Wednesday, November 14, 2012

What's All This Talk About Republican Mandates?

There's a rather bizarre, "opposite day" type of phenomenon taking place in spin land that doesn't seem to jive with reality.  Which, given the election season we just got out of, should surprise nobody, of course.  The natural order of elections in a 2-party system goes something like this:  both sides present their proposed solutions to the problems facing the country; those solutions are then weighed by the people who then signify their approval or rejection of said solutions by taking a vote.  At the end of the day, one side wins and one side loses.  Now this next part is key: when one side wins, that means we try things THEIR way ("their"referring to the side that won).  That's the whole point of having an election.  Now that doesn't mean that the winning side won't compromise on some of their positions or refuse to bring the losing side into the discussion.  Of course not.  Both sides will still have to work together on whatever final solution is adopted.  But there seems to be an odd misconception out there among House Republicans that the "shellacking" that the Republicans just recently suffered during the 2012 election means nothing.  That somehow, America's doubling down on Obama means nothing.  That the Democrats running the table on Senate races means nothing.  Now I'm not saying that the winning side gets to have their way 100% of the time on every issue from here on out for the next 2-4 years, but it is difficult to imagine that the Republicans can make any argument based in reality that their side somehow received a "mandate" from the American people last week.  Unless the word "mandate" is Swahili for "ass whupping" then I'm pretty sure the Republican party lost on election night.  In fact, their side lost big.  Decisively even.  It's time for them to put down away the spin, stop the fighting, and rejoin the rest of us back in reality.

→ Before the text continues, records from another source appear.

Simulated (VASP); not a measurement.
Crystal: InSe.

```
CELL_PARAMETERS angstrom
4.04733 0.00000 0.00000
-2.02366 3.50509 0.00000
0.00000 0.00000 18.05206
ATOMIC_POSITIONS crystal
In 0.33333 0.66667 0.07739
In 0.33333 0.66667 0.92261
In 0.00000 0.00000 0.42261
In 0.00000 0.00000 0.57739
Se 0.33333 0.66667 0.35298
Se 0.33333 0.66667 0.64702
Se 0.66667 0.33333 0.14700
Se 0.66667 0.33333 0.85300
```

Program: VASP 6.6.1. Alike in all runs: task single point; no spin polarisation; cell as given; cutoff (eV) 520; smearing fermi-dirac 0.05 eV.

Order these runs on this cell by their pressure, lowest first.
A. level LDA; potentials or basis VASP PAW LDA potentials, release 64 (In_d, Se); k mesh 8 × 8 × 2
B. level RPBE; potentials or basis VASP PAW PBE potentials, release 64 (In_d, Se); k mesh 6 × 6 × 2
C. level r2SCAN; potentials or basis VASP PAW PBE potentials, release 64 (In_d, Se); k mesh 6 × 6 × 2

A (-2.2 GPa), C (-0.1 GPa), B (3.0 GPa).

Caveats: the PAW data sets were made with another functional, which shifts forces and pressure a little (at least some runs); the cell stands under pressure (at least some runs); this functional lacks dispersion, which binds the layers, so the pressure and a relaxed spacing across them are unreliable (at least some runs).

But that's not what we're hearing.  The day after the election, Senate Minority Leader Mitch McConnell (R-KY) said the following:

"The voters have not endorsed the failures or excesses of the president's first term.  Now it's time for the president to propose solutions that actually have a chance of passing the Republican-controlled House and deliver in a way that he did not in his first four years in office."

 House Speaker, John Boehner (R-OH) said the following:
"We'll have as much of a mandate as he will."
You have as much of a mandate as the guy who destroyed you at the polls?  Really?  Let's take a look at the facts for a moment.  The last time Republicans tried to convince the country that they had a "mandate" we broke down the numbers to show that their alleged call for a mandate didn't add up.  But even then, during the height of the House Republican era, there were 193 Democrats and 240 Republicans in the House. Now that we've had the 2012 election, starting in January 2013 there will be 195 Democrats (2 more than we have now) and 233 Republicans (7 fewer than we have now) in the House.  In other words, Republicans actually lost seats in the House.  Moreover, when we look at the total votes cast in the House election from coast to coast, there were 53,952,240 votes for Democratic House members compared to 53,402,643 votes for Republicans.  Stated differently, over half a million more Americans (549,597 to be exact) chose Democrats over Republicans in the House.

So how is this a "mandate" for the Republicans exactly?